Blog Editor’s Note: The 1859 “Carrington Event” coronal mass ejection was so powerful it induced currents in telegraph wires strong enough to set telegraph offices on fire. A smaller event in 1921 “the NY Railway solar flare” did the same thing to a railway office in Manhattan. 

There is general consensus that if a Carrington-like event were to hit Earth today, it would cause massive damage to electronics, electrical grids, and most exposed satellites. 

For this reason many owners of electrical distribution systems are taking measures to ensure appropriate circuit breakers and other measures are in place so that systems can survive and come back on line as quickly as possible after the event (the definition of resilience). It is also why solar activity is listed on the UK’s national risk register and that nation has done two studies to examine the impact of doing without GNSS.

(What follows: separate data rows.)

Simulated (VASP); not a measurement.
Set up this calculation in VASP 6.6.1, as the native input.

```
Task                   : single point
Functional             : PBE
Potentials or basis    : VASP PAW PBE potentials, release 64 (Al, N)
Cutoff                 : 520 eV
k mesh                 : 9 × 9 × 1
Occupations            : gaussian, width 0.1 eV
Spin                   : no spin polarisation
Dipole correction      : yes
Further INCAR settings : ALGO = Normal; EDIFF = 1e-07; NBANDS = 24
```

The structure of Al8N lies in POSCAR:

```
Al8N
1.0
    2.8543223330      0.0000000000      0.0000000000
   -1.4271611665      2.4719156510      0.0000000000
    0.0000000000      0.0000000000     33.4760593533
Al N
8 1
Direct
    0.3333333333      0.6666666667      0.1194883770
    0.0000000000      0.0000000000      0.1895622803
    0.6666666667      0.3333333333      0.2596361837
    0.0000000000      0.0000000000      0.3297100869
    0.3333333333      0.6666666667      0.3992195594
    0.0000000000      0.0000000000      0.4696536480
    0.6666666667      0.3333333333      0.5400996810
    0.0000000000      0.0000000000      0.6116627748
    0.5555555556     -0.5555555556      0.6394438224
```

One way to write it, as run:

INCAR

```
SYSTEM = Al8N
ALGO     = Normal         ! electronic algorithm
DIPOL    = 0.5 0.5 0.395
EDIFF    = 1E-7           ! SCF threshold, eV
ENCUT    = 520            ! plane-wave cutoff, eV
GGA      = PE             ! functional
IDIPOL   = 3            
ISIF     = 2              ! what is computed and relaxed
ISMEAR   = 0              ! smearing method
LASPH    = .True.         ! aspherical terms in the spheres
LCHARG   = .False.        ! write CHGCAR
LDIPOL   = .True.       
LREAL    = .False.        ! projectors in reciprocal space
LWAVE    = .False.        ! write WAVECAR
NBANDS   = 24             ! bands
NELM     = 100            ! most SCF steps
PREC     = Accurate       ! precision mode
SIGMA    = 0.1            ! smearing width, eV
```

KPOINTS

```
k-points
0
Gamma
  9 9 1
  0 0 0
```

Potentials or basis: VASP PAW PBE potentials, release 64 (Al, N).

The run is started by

Yet national decision makers are often consumed with day to day concerns (like Brexit and impeachment) and don’t bother to do long term things like hardening cockpit doors and reinforcing levees until after disaster has struck.

GeoSpace is a blog of the American Geophysical Union www.AGU.org

4 OCTOBER 2019

Extreme solar storms may be more frequent than previously thought

Posted by larryohanlon

By Abigail Eisenstadt

Researchers propose in a new study why an extreme solar storm in 1859 was so damaging to Earth’s magnetic field. They compared the storm with other extreme storms in history, suggesting this storm is not likely unique.

The September 1859 Carrington Event ejected concentrated solar plasma towards Earth, disrupting the planet’s magnetic field and leading to widespread telegraph disturbances and even sporadic fires. New research in AGU’s journal Space Weather indicates storms like the Carrington Event are not as rare as scientists thought and could happen every few decades, seriously damaging modern communication and navigation systems around the globe.

“The Carrington Event was considered to be the worst-case scenario for space weather events against the modern civilization… but if it comes several times a century, we have to reconsider how to prepare against and mitigate that kind of space weather hazard,” said Hisashi Hayakawa, lead author of the new study and an astrophysicist at Osaka University in Osaka, Japan and Rutherford Appleton Laboratory in the United Kingdom.

This visualization depicts what a coronal mass ejection might look like like as it interacts with the interplanetary medium and magnetic forces. Credit: NASA / Steele Hill

The Carrington Event is one of the most extreme solar storms observed in the last two centuries and was caused by a large coronal mass ejection, an emission of plasma from the Sun’s outmost atmosphere. Depending on a coronal mass ejection’s strength and trajectory, it can significantly distort Earth’s magnetic field, causing an intense magnetic storm, global auroras and damaging any technology that relies on electromagnetic waves.

Scientists previously thought events like the Carrington Event were very rare, happening maybe once a century. They knew the Carrington Event caused low-latitude auroras and failure of telegraph equipment throughout the globe, but they had mostly studied records from the Western Hemisphere, leaving a considerable data gap in the Eastern Hemisphere.

In the new study, Hayakawa and his colleagues wanted to improve reconstructions of the Carrington event and compare this event with other extreme storms. They organized an international collaboration and compiled historical observations of auroras during the storm from the Eastern Hemisphere and Iberian Peninsula to fill the gaps in their knowledge from studying only the Western Hemisphere records.

The researchers collected observations of the storm’s auroras from the Russian Central Observatory, Japanese diaries, and newspapers from Portugal, Spain, Australia, New Zealand, Mexico and Brazil. They then compared these observations to previous reports of the storm from the Western Hemisphere, like ship logs, contemporary scientific journals, and more newspapers.